During voir dire the district court warned
the jury, “nullification is by definition a violation of the juror’s oath.” Id. at *3. The court then asked each
juror if they could abide by an oath that “they could not substitute your sense
of justice, whatever it may be, for your duty to follow the law, whether you
agree with the law or not.” Id. at
*12.
Lynch testified, and explained that an (unidentified)
DEA employee told him that the Feds were going to let the counties and state handle
marijuana dispensaries. Id. at *3. Lynch
was convicted.
At sentencing, the court found Lynch eligible
for Safety Valve on a 5-year mand-min, and sentenced him to a year and a day. Id. at *4.

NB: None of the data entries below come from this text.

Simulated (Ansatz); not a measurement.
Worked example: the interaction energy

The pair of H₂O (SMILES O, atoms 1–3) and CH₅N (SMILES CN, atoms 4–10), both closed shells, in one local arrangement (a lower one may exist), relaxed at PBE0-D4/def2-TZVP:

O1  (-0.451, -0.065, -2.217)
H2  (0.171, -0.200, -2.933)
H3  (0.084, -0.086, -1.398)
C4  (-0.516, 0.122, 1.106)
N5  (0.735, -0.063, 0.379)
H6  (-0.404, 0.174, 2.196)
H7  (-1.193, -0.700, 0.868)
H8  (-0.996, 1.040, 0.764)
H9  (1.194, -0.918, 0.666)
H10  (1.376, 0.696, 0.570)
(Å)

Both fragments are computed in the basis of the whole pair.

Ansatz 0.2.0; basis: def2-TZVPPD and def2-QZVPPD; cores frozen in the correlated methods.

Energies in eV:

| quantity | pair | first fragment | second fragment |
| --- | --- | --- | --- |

Issue(s): “Lynch assigns error to a warning against
nullification given . . . at voir dire.” Id.
at *12.
Held: “This warning was permissible . . . because it was
an appropriate exercise of a district court’s duty to ensure that a jury
follows the law, and it was additionally justifiable given that the need for
the warning was a risk that Lynch’s counsel had himself invited.” Id. “The district court’s caution to the
jurors that they should not substitute their own sense of justice for their
duty to find facts pursuant to the law was entirely appropriate as a discharge
of the court’s own duty to forestall lawless conduct.” Id.
Of Note: The Lynch nullification
instruction traces back to the misguided Rosenthal
marijuana prosecution, in the Northern District of California. See id. at *12
(citing Rosenthal favorably). Lynch
argued that the instruction in his case violated the Ninth’s later Kleinman decision, that prohibited a
court from threatening to punish a jury that nullified, or a suggestion that a
nullified verdict is unlawful. Id. at
*13; see also Kleinman blog entry here. In Lynch, Judge Rogers disagrees
and tries to distinguish Kleinman. Id.
The Hon. Judge Paul Watford |
Dissenting
Judge Watford has the better argument. Id.
at *19. Judge Watford correctly frames the true issue in the case: “May the court instruct
jurors that they are forbidden to
engage in nullification, and if so, how forcefully may the court deliver the
message?” Id. at *20. The dissent is
a thoughtful opinion, carefully describing the historical importance of
nullification and explaining why the court in Lynch crossed the line. For those who care about the power (not the “right”) of the American jury,
this dissent is a must-read.
Interestingly, jury nullification is an
issue that crosses partisan lines -- good Federalists care deeply about the power of a jury to act as “the conscious of the community.” Id. at *19. Hopefully Judge Watford’s dissent
catches the eye of some en banc allies on the Ninth.
How to Use:
Déjà vu, all over again. Eight years ago, NorCal suffered under a USAO’s policy
that demanded indiscriminate filing of priors – a policy that triggered mandatory
minimums when a defendant had the temerity to seek pretrial release. See blog entry on “Priors Policy” here.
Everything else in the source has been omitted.